MiS Preprint Repository

Spectrahedral cones are linear sections of the cone of positive semidefinite symmetric matrices. We study statistical properties of random spectrahedral cones (intersected with the sphere) $${\mathcal{S}}_{\ell ,n}=\{(x_0,\dots ,x_{\ell })\in S^{\ell }\mid x_{0}I+x_1{R}_1+\cdots +x_{\ell }{R}_{\ell }\succ 0\}$$ where $R_1,\dots ,R_{\ell }$ are independent $\text{GOE}(n)$-distributed matrices rescaled by $(2n\ell {)}^{-1/2}$.

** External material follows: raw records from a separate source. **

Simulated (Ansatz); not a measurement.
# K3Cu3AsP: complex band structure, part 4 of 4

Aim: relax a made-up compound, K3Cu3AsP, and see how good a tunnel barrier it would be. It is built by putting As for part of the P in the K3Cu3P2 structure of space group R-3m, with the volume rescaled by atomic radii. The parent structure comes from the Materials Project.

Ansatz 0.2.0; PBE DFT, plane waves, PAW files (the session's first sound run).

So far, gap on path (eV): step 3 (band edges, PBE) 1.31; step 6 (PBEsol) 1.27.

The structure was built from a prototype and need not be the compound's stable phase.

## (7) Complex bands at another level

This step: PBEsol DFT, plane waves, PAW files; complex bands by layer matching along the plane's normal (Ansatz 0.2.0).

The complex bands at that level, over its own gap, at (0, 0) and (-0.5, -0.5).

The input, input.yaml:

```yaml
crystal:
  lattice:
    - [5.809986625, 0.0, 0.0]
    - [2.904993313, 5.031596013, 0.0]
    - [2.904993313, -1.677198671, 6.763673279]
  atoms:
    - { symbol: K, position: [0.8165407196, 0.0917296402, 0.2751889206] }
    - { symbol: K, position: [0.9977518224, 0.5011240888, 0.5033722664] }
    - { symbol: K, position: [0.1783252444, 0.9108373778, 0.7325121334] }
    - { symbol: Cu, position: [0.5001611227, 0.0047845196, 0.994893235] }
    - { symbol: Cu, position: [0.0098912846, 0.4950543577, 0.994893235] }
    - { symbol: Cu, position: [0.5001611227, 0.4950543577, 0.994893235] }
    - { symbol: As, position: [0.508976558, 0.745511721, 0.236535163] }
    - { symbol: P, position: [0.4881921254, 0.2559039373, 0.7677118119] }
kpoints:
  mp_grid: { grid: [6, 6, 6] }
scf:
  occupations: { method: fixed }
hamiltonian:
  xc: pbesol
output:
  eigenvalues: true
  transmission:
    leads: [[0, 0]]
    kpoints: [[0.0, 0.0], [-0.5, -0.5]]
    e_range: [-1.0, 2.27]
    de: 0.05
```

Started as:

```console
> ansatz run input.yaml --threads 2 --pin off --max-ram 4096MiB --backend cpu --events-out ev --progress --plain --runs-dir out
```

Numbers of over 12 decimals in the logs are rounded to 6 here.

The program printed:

We relate the expectation of the volume of ${\mathcal{S}}_{\ell ,n}$ with some statistics of the smallest eigenvalue of a $\text{GOE}(n)$ matrix, by providing explicit formulas for this quantity. These formulas imply that as $\ell ,n\to \mathrm{\infty }$ on average ${\mathcal{S}}_{\ell ,n}$ keeps a positive fraction of the volume of the sphere $S^{\ell }$ (the exact constant is $\mathrm{\Phi }(-1)\approx 0.1587$, where $\mathrm{\Phi }$ is the cumulative distribution function of a standard gaussian variable).

For $\ell =2$ spectrahedra are generically smooth, but already when $\ell =3$ singular points on their boundaries appear with positive probability. We relate the average number $\mathbb{E}{\sigma }_n$ of singular points on the boundary of a three-dimensional spectrahedron ${\mathcal{S}}_{3,n}$ to the volume of the set of symmetric matrices whose two smallest eigenvalues coincide. In the case of quartic spectrahedra ($n=4$) we show that $\mathbb{E}{\sigma }_4=6-\frac{4}{\sqrt{3}}$. Moreover, we prove that the average number $\mathbb{E}{\rho }_n$ of singular points on the random symmetroid surface $${\mathrm{\Sigma }}_{3,n}=\{(x_0,x_1,x_2,x_3)\in S^3\mid det(x_{0}I+x_1{R}_1+x_2{R}_2+x_3{R}_3)=0\},$$ equals $n(n-1)$. This quantity is related to the volume of the set of symmetric matrices with repeated eigenvalues.